By Bess Twiston Davies

CATHOLICS are being urged to organise "rituals" in protest at male violence as part of a campaign backed by all

Britain's mainstream denominations.

A leaflet funded by Churches Together in England provides a list of "symbolic actions" which women can carry out to register their disgust at rape, sexual harassment, emotional abuse and forced prostitution.

They include tying red ribbons to trees to symbolise anger, laying wooden sticks on the altar to draw attention to threats and beatings, and building cairns or mounds of stones to commemorate victims of domestic violence.

The leaflet, entitled "Breaking the Silence", was launched last week in the Westminster diocesan offices at Vaughan House. Introducing it, Anne Forbes, the director of the Catholic Agency for Social Concern (CASC) said: "For too long violence has been treated as of low importance. We must make it clear that wife-beating is no longer a matter for a slight shrug of the shoulders."

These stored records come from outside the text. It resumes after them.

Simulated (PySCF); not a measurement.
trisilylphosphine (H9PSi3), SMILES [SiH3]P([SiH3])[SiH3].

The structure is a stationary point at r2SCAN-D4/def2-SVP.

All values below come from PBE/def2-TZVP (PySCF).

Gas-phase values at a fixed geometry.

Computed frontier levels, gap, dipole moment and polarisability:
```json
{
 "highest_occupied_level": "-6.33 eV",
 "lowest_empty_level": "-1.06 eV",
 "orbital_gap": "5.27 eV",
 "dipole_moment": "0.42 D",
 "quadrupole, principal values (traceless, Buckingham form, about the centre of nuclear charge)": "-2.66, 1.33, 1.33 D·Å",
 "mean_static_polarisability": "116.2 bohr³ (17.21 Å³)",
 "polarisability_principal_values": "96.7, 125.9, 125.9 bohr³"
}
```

Suggested steps for local churches include marriage preparation, encouraging priests to preach against domestic violence, and "challenging gender inequality, which gives permission for sexual violence".

The leaflet states that one in five women experience domestic violence and one in four women will be raped or assaulted during their lifetimes. Mirroring the Home Office's growing concern with date rape. the leaflet highlights a 165 per cent rise in reported rapes, and falling levels of conviction.

Miss Forbes quoted Home Office statistics showing that 22.7 per cent of women and 14.9 per cent of men suffer from domestic violence, though many experts agree the real figures for domestic violence against men may be higher.

One speaker at the meeting raised the question of domestic violence against men. But Miss Forbes said that while Christians must condone all violence "there hasn't been the oppression of men there has been of women," She quoted Home Office figures which claim that women who perpetrate violence act largely in selfdefence or retaliation.

The leaflet. produced jointly by Catholics, Anglicans, Methodists and Nonconformists, is strongly feminist in tone.

A psalm suggested for use in churches talks of "men who do evil", and continues, "they hem me in/ pressing in from either side./ With grasping hands/ they reach out to plunder... Their soft voices/confuse and paralyse....Wily as Foxes/slippery as eels/they seek to slither out/from under justice".

The initiative was inspired by the Conference of European Churches and the Council of European Councils which declared last June: "Violence against women is a grim fact on which the Churches have been silent for too long."